Most children that I have been in my classroom do not exhibit intentional bias towards anything or anyone. I do work with very young children though so I get to be with them as they are learning to speak, comprehend and progress. However, i have had the experience with my own child making a comment that was not appropriate in public. For example, one day my son and I were at the grocery store and he blurted out, "That lady is Fat". I immediately hushed him and explained that to him that was not the best way to describe that person. Using the term "fat" may hurt that lady's feelings. I gave him some better examples such as pointing out other features of the lady if he is trying to point her out such as her clothing, etc. I also told him if he is wanting to talk about her size to quietly speak to me and use terms such as "larger than me or larger than you mama". This son also has said things such as, "That old man gave it to me". Then I corrected him by saying, "I think a better way to say that is "That older man over there gave it to me". My son is old enough to understand the difference in these terms so I feel confident that this isn't too much for him to do.
My first response about the large woman was quite hasty and startled my son. He felt bad for pointing her out and was silent for quite some time. I should not have been so abrasive with him and maybe used an example in his life to explain how it hurts a person's feelings when you point out their physical make up in such a way.

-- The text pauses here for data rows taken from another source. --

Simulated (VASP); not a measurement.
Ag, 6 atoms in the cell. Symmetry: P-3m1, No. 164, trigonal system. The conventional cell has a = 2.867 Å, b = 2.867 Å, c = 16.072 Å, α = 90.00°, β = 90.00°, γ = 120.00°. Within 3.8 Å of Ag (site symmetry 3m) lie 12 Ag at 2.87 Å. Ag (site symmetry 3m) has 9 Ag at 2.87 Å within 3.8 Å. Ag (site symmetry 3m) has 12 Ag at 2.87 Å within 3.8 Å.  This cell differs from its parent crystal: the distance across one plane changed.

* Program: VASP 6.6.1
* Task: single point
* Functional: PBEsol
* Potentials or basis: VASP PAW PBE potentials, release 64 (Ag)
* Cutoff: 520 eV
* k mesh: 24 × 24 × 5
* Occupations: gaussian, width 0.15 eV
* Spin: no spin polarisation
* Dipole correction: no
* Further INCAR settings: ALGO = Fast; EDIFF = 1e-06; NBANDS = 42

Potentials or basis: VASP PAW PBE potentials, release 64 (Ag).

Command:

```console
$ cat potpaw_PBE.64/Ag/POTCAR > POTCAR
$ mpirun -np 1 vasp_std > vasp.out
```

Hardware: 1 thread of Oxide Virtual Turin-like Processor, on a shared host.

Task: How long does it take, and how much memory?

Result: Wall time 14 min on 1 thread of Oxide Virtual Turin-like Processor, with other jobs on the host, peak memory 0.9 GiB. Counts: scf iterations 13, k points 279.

I think my second example of handling my son's comments was better. I think this is because the context in which the comment was made. The first commented was more offensive in my mind whereas the second was a way of describing a person who gave him something.
I felt in general that I had broken the cycle of how bias was handled when I was a child. I can remember instances where I was physically corrected for missteps in my words. I feel that I have identified and corrected the path placing my family on better road to change our core and lead an unbias life (Harro, 2008).
Harro (2008). Readings For Diversity and Social Justice.